# From text to matrices

## Documents as vectors
Unfortunately, computers find it hard to read texts. They like numbers more. We can't just feed it the tokens but have to transform each sentence to a **vector**.

A vector is just a list of numbers, such as [0, 10, 1, 15]. 

How to convert a text to a series of numbers is much debated. Below we show you the easiest and most common scenario: the **bag-of-words** approach.

This approach assumes that a document can be adequately represented by simply counting the words they contain. We represent the document numerically by collecting the **token frequencies**. For example, the code below converts a sentence to a vector of term frequencies


In [None]:
from collections import Counter
fw = Counter(preprocess(sentence).split())
print(fw)

In [None]:
print(list(fw.values()))

In [None]:
We can vectorize all documents, and construct a **document-term matrix**. A matrix is nothing more than a collection of individual vectors, stacked as rows on top of each other. 

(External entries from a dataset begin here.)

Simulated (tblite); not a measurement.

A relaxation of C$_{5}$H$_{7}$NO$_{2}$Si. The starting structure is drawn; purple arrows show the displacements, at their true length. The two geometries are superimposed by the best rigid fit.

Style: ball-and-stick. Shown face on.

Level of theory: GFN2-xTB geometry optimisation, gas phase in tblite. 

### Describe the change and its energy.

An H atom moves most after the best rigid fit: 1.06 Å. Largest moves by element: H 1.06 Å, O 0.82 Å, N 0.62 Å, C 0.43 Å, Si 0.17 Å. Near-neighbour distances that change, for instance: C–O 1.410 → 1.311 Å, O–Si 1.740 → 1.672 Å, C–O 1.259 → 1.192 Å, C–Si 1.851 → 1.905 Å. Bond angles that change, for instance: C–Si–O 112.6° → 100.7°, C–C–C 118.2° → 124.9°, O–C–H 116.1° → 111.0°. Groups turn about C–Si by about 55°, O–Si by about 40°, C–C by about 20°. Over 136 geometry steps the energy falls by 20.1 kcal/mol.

Image our corpus consists of just two sentences: "I like food", "Cats like like food"

Using the bag-of-words approach we can convert this corpus to the following document-term matrix.

In [None]:
pd.DataFrame([[1,0,1,1],[0,1,1,2]],
              columns=["i","cats","food","like"], 
              index=['i like food','cats like like food'])


In [None]:
  We can do the same for the sentences we stored in the `SentenceProcessed` column. And the good news is that you don't have to write much of the code, because `sklearn` has provided you with many tools that simplify this task a lot.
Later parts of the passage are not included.